What this proves is that any obstruction in the air passage of an engine that is rotating will create a large suction (or vacuum) between the obstruction and the engine.
Carburetor designers make use of that suction to cause starting enrichment. One way is to use a separate little carburetor built right into the main body called a starting carburetor. It has an air inlet on the side of the bell mouth at the front of the carb. From the starting air inlet, air flows through a little passage in the body of the carburetor and passes by its own private fuel jet leading from the fuel bowl. There, the airflow joins with fuel flow through the jet, and both air and fuel flow through a passage toward the outlet of the carb at a point behind the throttle slide.
The primer control lever is called the choke, and when it's closed the starting circuit is shut off. Sometimes, when the temperature is very cold, you may have to use the choke lever for a few minutes while the bike warms up. However, if you leave it on too long, you might end up with that fouled plug we talked about earlier.
DON'T OPEN THAT THROTTLE WHEN USING THE CHOKE!
Air flowing into the starting carburetor makes fuel come out of the bowl to join the airflow, and this is caused by the high vacuum, or suction, because you are cranking the engine. The piston is moving up and down gasping for air, but it can't get very much so vacuum is high.

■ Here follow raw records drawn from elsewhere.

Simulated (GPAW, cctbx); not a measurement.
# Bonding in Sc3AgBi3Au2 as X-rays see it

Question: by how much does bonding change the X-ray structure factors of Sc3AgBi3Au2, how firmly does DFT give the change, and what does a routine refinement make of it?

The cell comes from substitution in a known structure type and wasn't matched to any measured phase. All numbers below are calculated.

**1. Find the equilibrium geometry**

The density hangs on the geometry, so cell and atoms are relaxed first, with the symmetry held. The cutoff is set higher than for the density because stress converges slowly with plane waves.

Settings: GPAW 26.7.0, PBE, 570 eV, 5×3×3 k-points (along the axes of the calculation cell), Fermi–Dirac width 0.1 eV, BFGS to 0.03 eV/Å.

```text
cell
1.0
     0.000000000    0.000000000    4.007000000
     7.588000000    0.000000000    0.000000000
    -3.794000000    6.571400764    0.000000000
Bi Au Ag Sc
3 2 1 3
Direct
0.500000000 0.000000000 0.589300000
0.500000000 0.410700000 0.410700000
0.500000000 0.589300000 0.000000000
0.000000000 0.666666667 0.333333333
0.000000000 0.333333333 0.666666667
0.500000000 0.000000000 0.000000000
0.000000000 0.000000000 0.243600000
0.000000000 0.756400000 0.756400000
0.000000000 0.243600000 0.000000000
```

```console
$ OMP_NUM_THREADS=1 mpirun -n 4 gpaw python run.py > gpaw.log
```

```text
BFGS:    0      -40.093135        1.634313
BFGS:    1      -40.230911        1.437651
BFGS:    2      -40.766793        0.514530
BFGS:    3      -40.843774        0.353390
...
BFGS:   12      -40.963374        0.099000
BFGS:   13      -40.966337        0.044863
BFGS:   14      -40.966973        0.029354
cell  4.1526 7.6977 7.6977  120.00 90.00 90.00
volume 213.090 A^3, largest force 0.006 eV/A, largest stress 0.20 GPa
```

What makes high vacuum behind the throttle slide is the fact that you are cranking the engine with the THROTTLE SLIDE CLOSED. Leave the throttle completely closed until the engine starts. If you can't resist opening the throttle with a spastic reaction every time your kicking foot moves down, try putting your right thumb in your mouth.
If you insist on opening the throttle, the vacuum behind it disappears and the starting carb will not work. Most of the hard starting of Mikuni-equipped bikes is caused by this right-hand syndrome.
CHOKE MECHANISM
This is different than a choke primer, in that a choke mechanism is a mechanical slide that lives up in the top of the carb and can be moved down into the main air passage in front of the carb slide. Also, many chokes have a little trap door held closed by a spring. When you're cranking the engine with the choke closed, the door springs open just the right amount to allow the necessary amount of air to come in.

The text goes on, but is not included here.